It is hoped hundreds of performances and workshops will be staged across the country when the first ever Scottish Folk Day is held in the autumn.
Professional acts, music students, grassroots groups and national organisations are all being urged to stage in-person events or release specially-recorded video content.
Scotland has been instrumental in the creation of the first ever European Folk Day, which will be launched in the wake of the success of recently-launched initiatives like World Gaelic Week, the Scots Language Awards and the Gies A Scots Poem Day.
The wider initiative is aimed at uniting musicians across Europe and embracing the music of all communities, whether “historically indigenous or newly-migrant”.
Supported with European Union funding, European Folk Day is aimed at highlighting how traditional art forms are “an essential part of Europe’s rich cultural spectrum”.
The initiative has been launched by members of the European Folk Network, including the Edinburgh-based Traditional Music Forum (TMF), which is leading the organisation of Scottish Folk Day.
TMF director David Francis said: “Folk music is a huge part of Scotland’s culture and heritage, and is still prevalent in the lives of many Scots today. Scottish Folk Day is a means of celebrating that history, and keeping the tradition alive by connecting people of all ages, abilities and backgrounds who share one common interest.

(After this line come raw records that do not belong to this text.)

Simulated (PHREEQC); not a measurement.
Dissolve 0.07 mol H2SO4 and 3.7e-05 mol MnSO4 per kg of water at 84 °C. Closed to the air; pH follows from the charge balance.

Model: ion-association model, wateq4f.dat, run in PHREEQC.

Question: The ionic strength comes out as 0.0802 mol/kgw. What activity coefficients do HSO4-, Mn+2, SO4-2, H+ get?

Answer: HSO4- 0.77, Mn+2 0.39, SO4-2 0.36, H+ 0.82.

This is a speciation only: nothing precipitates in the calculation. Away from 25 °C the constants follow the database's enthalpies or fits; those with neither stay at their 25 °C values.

“All of us at TMF are thrilled to be running the event in Scotland on behalf of the European Folk Network, and can’t wait to see how individuals, groups or indeed entire musical communities come together to help us celebrate on September 23.”
An official announcement on European Folk Day states: “The traditional arts are an essential element of European cultural identity and diversity, a source of wealth of a magnitude we can only begin to imagine.
“There are millions of us who, in one way or another, work, create and actively participate in this fundamental element of our culture. We are a key part of Europe’s cultural richness and distinction. The European Folk Day is the milestone to bring the pan-European community together.
“It is born with the intention of establishing the European Folk Day as a key date in the annual calendar.”
Araceli Tzigane, Spanish board member of the European Folk Network, said: “In Scotland, as in every European community, the traditional arts are essential foundations of cultural heritage and identity.
"Participation in the European Folk Day will be a shared celebration, joining communities across Europe to increase recognition of traditional arts in all their diverse forms.”
Musician Gary Innes, who helped launched Scottish Folk Day, said: “I’ve been so fortunate that I’ve got to travel the world playing traditional music and folk music. It’s about time Scotland got to celebrate in its own way.”
Simon Thoumire, founder of Hands Up For Trad, which was set up in 2002 to champion Scottish traditional music, said: “I love the idea of a Scottish folk day as will bring us all together singing and playing with our friends across Europe.”